Perform sigma-clipping on the provided data.
The data will be iterated over, each time rejecting points that are
discrepant by more than a specified number of standard deviations from a
center value. If the data contains invalid values (NaNs or infs),
they are automatically masked before performing the sigma clipping.
For an object-oriented interface to sigma clipping, see
:func:`SigmaClip`.
.. note::
`scipy.stats.sigmaclip
<https://docs.scipy.org/doc/scipy/reference/generated/scipy.stats.sigmaclip.html>`_
provides a subset of the functionality in this function.
Parameters
----------
data : array-like
The data to be sigma clipped.
sigma : float, optional
The number of standard deviations to use for both the lower and
upper clipping limit. These limits are overridden by
``sigma_lower`` and ``sigma_upper``, if input. Defaults to 3.
sigma_lower : float or `None`, optional
The number of standard deviations to use as the lower bound for
the clipping limit. If `None` then the value of ``sigma`` is
used. Defaults to `None`.
sigma_upper : float or `None`, optional
The number of standard deviations to use as the upper bound for
the clipping limit. If `None` then the value of ``sigma`` is
used. Defaults to `None`.
iters : int or `None`, optional
The number of iterations to perform sigma clipping, or `None` to
clip until convergence is achieved (i.e., continue until the
last iteration clips nothing). Defaults to 5.
cenfunc : callable, optional
The function used to compute the center for the clipping. Must
be a callable that takes in a masked array and outputs the
central value. Defaults to the median (`numpy.ma.median`).
stdfunc : callable, optional
The function used to compute the standard deviation about the
center. Must be a callable that takes in a masked array and
outputs a width estimator. Masked (rejected) pixels are those
where::
deviation < (-sigma_lower * stdfunc(deviation))
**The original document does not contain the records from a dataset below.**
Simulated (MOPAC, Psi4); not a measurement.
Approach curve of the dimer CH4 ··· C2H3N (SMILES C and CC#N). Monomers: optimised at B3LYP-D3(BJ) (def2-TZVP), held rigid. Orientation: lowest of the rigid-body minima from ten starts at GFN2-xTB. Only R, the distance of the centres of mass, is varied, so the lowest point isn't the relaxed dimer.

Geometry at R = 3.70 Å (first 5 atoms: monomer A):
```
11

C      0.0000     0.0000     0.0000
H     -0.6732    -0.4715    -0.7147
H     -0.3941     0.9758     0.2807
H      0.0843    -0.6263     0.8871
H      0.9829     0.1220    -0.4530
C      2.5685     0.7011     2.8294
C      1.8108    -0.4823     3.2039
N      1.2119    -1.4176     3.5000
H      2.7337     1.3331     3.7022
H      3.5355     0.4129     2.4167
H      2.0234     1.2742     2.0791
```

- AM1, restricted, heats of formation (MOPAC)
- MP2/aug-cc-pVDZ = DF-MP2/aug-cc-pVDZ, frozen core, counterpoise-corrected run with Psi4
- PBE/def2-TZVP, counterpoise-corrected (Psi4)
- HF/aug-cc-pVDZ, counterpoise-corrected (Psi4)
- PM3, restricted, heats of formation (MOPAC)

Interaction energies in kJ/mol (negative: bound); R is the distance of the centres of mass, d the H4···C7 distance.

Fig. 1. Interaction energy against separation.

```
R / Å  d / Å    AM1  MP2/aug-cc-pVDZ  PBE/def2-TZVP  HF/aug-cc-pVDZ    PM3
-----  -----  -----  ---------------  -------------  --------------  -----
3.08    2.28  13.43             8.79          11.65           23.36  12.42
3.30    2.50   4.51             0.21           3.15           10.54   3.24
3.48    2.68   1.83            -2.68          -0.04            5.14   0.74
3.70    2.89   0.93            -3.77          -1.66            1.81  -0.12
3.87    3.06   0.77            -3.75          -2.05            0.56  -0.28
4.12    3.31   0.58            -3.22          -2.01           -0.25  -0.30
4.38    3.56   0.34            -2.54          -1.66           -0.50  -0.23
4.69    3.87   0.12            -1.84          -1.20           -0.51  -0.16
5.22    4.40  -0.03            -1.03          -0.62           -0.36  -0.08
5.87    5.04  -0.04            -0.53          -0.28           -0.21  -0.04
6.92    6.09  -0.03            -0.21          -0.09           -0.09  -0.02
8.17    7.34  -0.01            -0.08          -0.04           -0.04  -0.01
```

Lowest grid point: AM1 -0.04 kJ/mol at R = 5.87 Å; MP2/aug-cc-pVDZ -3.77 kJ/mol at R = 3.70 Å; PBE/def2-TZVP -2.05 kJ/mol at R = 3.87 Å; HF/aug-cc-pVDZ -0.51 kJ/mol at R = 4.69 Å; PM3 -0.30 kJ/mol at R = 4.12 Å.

deviation > (sigma_upper * stdfunc(deviation))
where::
deviation = data - cenfunc(data [,axis=int])
Defaults to the standard deviation (`numpy.std`).
axis : `None` or int or tuple of int, optional
If not `None`, clip along the given axis or axes. For this case,
``axis`` will be passed on to ``cenfunc`` and ``stdfunc``, which
are expected to return an array with the axis dimension(s) removed
(like the numpy functions). If `None`, clip over all axes.
Defaults to `None`.
copy : bool, optional
If `True`, the ``data`` array will be copied. If `False`, the
returned masked array data will contain the same array as
``data``. Defaults to `True`.
Returns
-------
filtered_data : `numpy.ma.MaskedArray`
A masked array with the same shape as ``data`` input, where the
points rejected by the algorithm have been masked.
Notes
-----
1. The routine works by calculating::
deviation = data - cenfunc(data [,axis=int])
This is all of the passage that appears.